MINNEAPOLIS--(BUSINESS WIRE)--Best Buy Co., Inc. (NYSE: BBY) has concluded a regularly scheduled board meeting and the 2012 Regular Meeting of Shareholders. Board Chairman Hatim Tyabji presided over the annual meeting, and CEO (Interim) Mike Mikan delivered public remarks.
Based upon preliminary vote tabulation, the Company announces that shareholders overwhelmingly approved re-election of the three directors on the ballot: Lisa Caputo, Kathy Higgins Victor and Gerard Vittecoq. Shareholders also approved all but one proposal submitted for consideration. The Company will file a Form 8-K reporting preliminary voting results today.
Approved items included a non-binding shareholder proposal requesting that the board take action to declassify its structure and require every director to stand for reelection on an annual basis. The measure on declassification was supported by the board of directors as a demonstration of the Company’s commitment to transparency and strong corporate governance practices. Based on the strong shareholder support for the proposal, the board expects to move forward in implementing the proposal at the Company’s next annual shareholder meeting.
Shareholders voted against the nonbinding advisory “Say on Pay” proposal regarding the fiscal 2012 compensation of Best Buy’s named executive officers. Shareholder advisory firm ISS had recommended that shareholders vote against this proposal primarily due to the separation package paid to former CEO Brian Dunn. The Company understands and will take the feedback of the shareholders under consideration in future compensation deliberations. Furthermore, the board is encouraged that shareholder advisory firms, including ISS, have affirmed the go-forward executive compensation plan because of its range of best market practices and alignment of executive pay and corporate performance.
The board also implemented a change to the company’s bylaws that will conform them to Minnesota statutes by setting 25 percent as the minimum threshold of ownership required for a shareholder to call a special meeting related to a change of control.
About Best Buy Co., Inc.
Best Buy Co., Inc. (NYSE:BBY) is a leading multi-channel global retailer and developer of technology products and services. Every day our employees — 167,000 strong — are committed to helping deliver the technology solutions that enable easy access to people, knowledge, ideas and fun. We are keenly aware of our role and impact on the world, and we are committed to developing and implementing business strategies that bring sustainable technology solutions to our consumers and communities. For information about Best Buy, visit www.bby.com and to shop at Best Buy, visit www.bestbuy.com.

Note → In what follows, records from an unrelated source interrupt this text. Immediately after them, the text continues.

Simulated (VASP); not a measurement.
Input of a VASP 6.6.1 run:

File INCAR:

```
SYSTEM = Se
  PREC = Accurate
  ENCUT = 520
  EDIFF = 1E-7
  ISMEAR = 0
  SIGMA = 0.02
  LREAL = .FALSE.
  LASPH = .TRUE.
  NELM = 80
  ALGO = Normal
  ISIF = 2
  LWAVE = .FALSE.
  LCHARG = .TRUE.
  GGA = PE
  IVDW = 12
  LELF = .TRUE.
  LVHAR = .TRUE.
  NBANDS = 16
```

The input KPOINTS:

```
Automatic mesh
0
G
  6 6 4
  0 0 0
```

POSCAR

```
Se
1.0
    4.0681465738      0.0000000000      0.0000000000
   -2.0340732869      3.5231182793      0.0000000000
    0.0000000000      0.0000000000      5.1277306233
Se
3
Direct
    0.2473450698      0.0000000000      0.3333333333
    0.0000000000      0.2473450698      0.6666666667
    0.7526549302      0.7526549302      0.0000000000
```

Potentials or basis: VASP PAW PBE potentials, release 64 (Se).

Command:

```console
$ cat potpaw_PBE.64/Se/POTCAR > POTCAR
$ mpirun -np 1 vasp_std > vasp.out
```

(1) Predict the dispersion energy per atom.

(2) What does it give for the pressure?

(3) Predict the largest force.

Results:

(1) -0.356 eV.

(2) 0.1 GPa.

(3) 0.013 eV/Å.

Forward-Looking and Cautionary Statements
This news release contains forward-looking statements within the meaning of the Private Securities Litigation Reform Act of 1995 as contained in Section 27A of the Securities Act of 1933 and Section 21E of the Securities Exchange Act of 1934 that reflect management’s current views and estimates regarding future market conditions, company performance and financial results, business prospects, new strategies, the competitive environment and other events. You can identify these statements by the fact that they use words such as “anticipate,” “believe,” “estimate,” “expect,” “intend,” “project,” “guidance,” “plan,” “outlook,” and other words and terms of similar meaning. These statements involve a number of risks and uncertainties that could cause actual results to differ materially from the potential results discussed in the forward-looking statements. Among the factors that could cause actual results and outcomes to differ materially from those contained in such forward-looking statements are the following: general economic conditions, changes in consumer preferences, credit market constraints, acquisitions and development of new businesses, divestitures, product availability, sales volumes, pricing actions and promotional activities of competitors, profit margins, weather, natural or man-made disasters, changes in law or regulations, foreign currency fluctuation, availability of suitable real estate locations, the company’s ability to react to a disaster recovery situation, the impact of labor markets and new product introductions on overall profitability, failure to achieve anticipated benefits of announced transactions, integration challenges relating to new ventures and unanticipated costs associated with previously announced or future restructuring activities. A further list and description of these risks, uncertainties and other matters can be found in the company’s annual report and other reports filed from time to time with the Securities and Exchange Commission, including, but not limited to, Best Buy’s Annual Report on Form 10-K filed with the SEC on May 1, 2012. Best Buy cautions that the foregoing list of important factors is not complete, and any forward-looking statements speak only as of the date they are made, and Best Buy assumes no obligation to update any forward-looking statement that it may make.